Oireachtas Joint and Select Committees

Thursday, 29 February 2024

Joint Oireachtas Committee on Agriculture, Food and the Marine

General Scheme of the Agriculture Appeals (Amendment) Bill 2024: Discussion (Resumed)

Photo of Victor BoyhanVictor Boyhan (Independent) | Oireachtas source

I welcome the Minister. The Bill puts in place the required legislation to establish the agriculture appeals review panel, which is good. I have a few comments. From farmers who have been in touch with or come before the committee, we know they are very anxious to see farm representation on this 12-person appeals board. That is a message that has come loud and clear to us all, so the Minister might bear it in mind. Clearly, people will need to have the benefit of experience and practical knowledge of agriculture. That would be a great boost and would send out a very clear message that we are listening to the stakeholders. That is one point.
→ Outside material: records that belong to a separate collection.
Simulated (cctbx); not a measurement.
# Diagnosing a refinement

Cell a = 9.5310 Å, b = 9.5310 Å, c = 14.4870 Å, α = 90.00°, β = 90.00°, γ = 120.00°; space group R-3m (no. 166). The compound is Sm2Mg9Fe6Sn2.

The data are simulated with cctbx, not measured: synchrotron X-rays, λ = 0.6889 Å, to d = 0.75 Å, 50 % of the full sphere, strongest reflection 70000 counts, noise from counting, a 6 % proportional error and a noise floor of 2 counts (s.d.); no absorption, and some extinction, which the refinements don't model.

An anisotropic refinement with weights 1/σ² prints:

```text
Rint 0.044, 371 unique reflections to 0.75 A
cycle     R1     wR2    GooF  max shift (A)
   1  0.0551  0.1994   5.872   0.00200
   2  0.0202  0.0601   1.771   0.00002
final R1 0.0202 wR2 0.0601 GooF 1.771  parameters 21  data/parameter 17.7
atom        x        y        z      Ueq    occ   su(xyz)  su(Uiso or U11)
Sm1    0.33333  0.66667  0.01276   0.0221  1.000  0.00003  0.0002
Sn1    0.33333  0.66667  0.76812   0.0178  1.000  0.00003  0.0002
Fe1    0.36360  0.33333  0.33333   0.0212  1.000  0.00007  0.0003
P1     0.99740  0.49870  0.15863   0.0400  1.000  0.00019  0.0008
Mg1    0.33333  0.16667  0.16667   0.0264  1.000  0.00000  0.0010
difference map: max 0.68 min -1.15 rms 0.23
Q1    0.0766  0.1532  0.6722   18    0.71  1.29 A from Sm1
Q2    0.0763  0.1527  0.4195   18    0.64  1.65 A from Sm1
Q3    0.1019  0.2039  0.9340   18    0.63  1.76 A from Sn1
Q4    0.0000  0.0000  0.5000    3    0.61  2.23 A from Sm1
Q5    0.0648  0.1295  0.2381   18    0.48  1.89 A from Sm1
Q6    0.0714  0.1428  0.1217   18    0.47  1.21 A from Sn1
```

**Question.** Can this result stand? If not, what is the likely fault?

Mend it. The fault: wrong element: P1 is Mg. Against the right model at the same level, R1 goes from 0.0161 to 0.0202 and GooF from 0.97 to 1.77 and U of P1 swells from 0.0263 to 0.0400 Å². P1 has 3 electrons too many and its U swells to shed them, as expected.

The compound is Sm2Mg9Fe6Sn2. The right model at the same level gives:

I welcome the review appeals timelines, which are also important. The Chair touched on another issue. A word we are hearing is “simplification”, which is now the buzzword in agriculture, from what I can pick up. Do we need to simplify this? Absolutely. When we are explaining, we are losing, so we need to keep it simple. If it means an appendix to the Bill, so be it, but we need to be very clear in how we are explaining it. Many problems can be avoided if we have clarity, whether that is clarity of purpose, function or thought process. That is very important. We need to simplify this and use the simplest language.

We need to set out the appeals process. To take the case of the independent planning appeals board, people cannot overturn the ultimate decision of the appeals board but they can judicially review it if the process has erred or strayed. We need to cover that off. Sometimes it is not necessarily the outcome and although many people are not happy with the outcome, they can do nothing about that, which is fair enough and that is what an appeals process is. Nonetheless, it is important that we clearly set down what redress or relief people can have if the process has erred. I am sure the Minister understands what I am saying. There is an issue.

The Minister made a point that is key to the success of this legislation. It has to be independent, accessible, fair, efficient and timely.

The Minister made those points in his opening statement. It is part of the messaging about clarity.

Turning to the issue of agriculture, are there any other opportunities for amendments? The Minister highlighted one relating to the 70-year-old age limit. Is that the only one he deemed necessary? Are there no other opportunities? I acknowledge he does not want to confuse the issues here. That is one aspect he wants to tag onto the Bill and he has explained the rationale of that.

I am generally supportive of the Bill. The key message is simplification, clarity, explaining the processes clearly and bringing on board representatives of the sector because that will be critical for the buy-in and the success of the appeals process. I wish the Minister and his officials well in regard to the Bill.